The last lap – Tevatron’s end

Roger Dixon, head of the Accelerator Division, wrote this column.

Roger Dixon

The end of the Tevatron era is fast approaching. This is a poignant time for me. I became involved with this historic machine before it existed. I was involved with testing magnets in beams and with the beam extraction system used early on to deliver beam to the fixed-target experiments. Even though my role was small I could not help but feel that I was becoming a part of history. I often found it necessary to take a few moments to calm down after I got to work. Maybe it was just the coffee in the Main Control Room.

Once the Energy Doubler (the machine that was later renamed the Tevatron) was commissioned I became involved at the other end of the beams, particularly with two fixed-target experiments and in building the DZero detector.

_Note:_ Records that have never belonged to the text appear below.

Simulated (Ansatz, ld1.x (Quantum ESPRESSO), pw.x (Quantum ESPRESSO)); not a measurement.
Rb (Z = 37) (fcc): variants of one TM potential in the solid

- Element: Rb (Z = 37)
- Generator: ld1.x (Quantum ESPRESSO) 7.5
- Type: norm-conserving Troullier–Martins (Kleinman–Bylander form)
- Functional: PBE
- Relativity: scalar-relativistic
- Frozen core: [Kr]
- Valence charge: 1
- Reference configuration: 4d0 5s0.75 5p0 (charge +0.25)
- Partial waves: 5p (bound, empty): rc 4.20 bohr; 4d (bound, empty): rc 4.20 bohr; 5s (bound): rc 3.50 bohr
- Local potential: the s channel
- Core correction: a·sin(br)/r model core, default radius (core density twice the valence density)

More recently I renewed a direct involvement with the Tevatron when I returned to become the head of the Accelerator Division. These last eight years have been one of the best times in my life. From my role in AD headquarters I was well positioned to experience the satisfaction of working with a truly great team. Even though their accomplishments during these past few years are astonishing, that they persevered through so many obstacles does not comes as a surprise to me. My major responsibility during this time was to allow the division to continue its exemplary performance by keeping the tracks clear.

Building and operating the Tevatron was a big challenge for the laboratory. I remember that while we were working on it there was a good deal of skepticism in the trenches. Nevertheless it came together because the people involved were talented, enthusiastic and believed in their leadership. They developed a spirit that drove them onward despite many difficulties. This spirit has lasted through the many years of the Tevatron’s existence, manifesting itself in our successful operations and in the execution of our other big projects. It is still very much alive today, and it must be maintained if we are to have a successful future. After all, people, more than dollars, are what make the challenging projects spring to life.

The Accelerator Division will miss the Tevatron. We will take a moment of silence on Sept. 30, 2011, and then we will move enthusiastically toward the future with all its challenges.